Restrictive covenant – Modification – Section 84(1)(aa) of Law of Property Act 1925 – Applicants wishing to extend terrace of houses – Covenant preventing alteration of external appearance of houses – Applicants applying to modify covenant – Neighbours objecting – Whether covenant securing practical benefits of substantial value or advantage – Application dismissed
The applicants owned 11 freehold houses on Ferry Street in Docklands, London E14. It formed part of the St David’s Square development, which was a mix of freehold houses and leasehold flats. The estate comprised nearly 500 residential units near Canary Wharf and was subject to a building scheme.
The original configuration of the houses comprised a kitchen/dining space at the rear of the floor with access to the garden, a single bedroom, a cloakroom with WC and a hallway. The first floor contained a living room with access to the balcony, a double bedroom and a shower room. The top floor had two double bedrooms and a bathroom.
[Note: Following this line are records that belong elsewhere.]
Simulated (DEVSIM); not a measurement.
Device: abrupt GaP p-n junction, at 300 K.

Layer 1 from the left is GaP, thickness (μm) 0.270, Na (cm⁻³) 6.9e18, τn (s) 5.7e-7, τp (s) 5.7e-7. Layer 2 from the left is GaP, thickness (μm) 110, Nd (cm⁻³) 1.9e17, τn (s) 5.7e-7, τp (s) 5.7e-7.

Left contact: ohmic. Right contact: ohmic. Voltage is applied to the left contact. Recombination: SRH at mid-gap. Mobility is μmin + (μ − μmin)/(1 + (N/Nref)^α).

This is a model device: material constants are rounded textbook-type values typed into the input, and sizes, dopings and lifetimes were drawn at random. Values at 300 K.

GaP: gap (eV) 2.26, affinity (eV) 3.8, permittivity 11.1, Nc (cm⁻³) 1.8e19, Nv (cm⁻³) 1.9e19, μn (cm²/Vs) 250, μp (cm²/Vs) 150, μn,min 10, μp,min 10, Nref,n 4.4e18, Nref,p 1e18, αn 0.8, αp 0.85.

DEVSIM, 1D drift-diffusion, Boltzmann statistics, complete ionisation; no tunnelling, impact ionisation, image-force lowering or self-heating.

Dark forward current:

The applicants operated the properties as houses in multiple occupation and the first floor living rooms were used as bedrooms. They wished to extend the living accommodation into the roof space and create full width dormer extensions and extend their ground floors.
Each house was burdened by a covenant which prohibited additions or alterations that substantially altered the external appearance of the properties on the estate. Therefore, the applicants applied to modify the covenant principally pursuant to section 84(1)(aa) of the Law of Property Act 1925.
The owners of the other properties in the development, who had the benefit of the covenant, objected. They argued, amongst other things, that: (i) if the application properties were altered, the neighbours’ view would be changed and out of keeping with the rest of the estate; (ii) allowing the modification would represent a breach in the building scheme and increase the risk of further development in the future.
Held: The application was dismissed.
(1) Section 84(1)(aa) was fulfilled where it was shown that the continued existence of the restriction would impede some reasonable use of the land for public or private purposes or that it would do so unless modified. By section 84(1A), where condition (aa) was relied on, the tribunal might discharge or modify the restriction if it was satisfied that, in impeding the suggested use, the restriction either secured “no practical benefits of substantial value or advantage” to the person with the benefit of the restriction, or was contrary to the public interest, and that money would provide adequate compensation for any loss or disadvantage from the discharge or modification.
The covenant was not to “add to or alter any building on the property in any way so as to affect substantially the external appearance thereof”. The proposed alterations would substantially change the external appearance of the application properties, by adding the kitchen extensions and by the creation of a row either of dormer windows with Juliet balconies or of Velux windows in the sloping roofs of the properties.
The prevention of that change was not in itself a benefit to the objectors. The original developer might have built the application properties with bigger kitchens and smaller gardens and might have built them all with dormers or Velux windows in the roof, and no-one would have minded. The issue was whether the proposed change would be out of character with, or out of keeping with, the rest of the estate.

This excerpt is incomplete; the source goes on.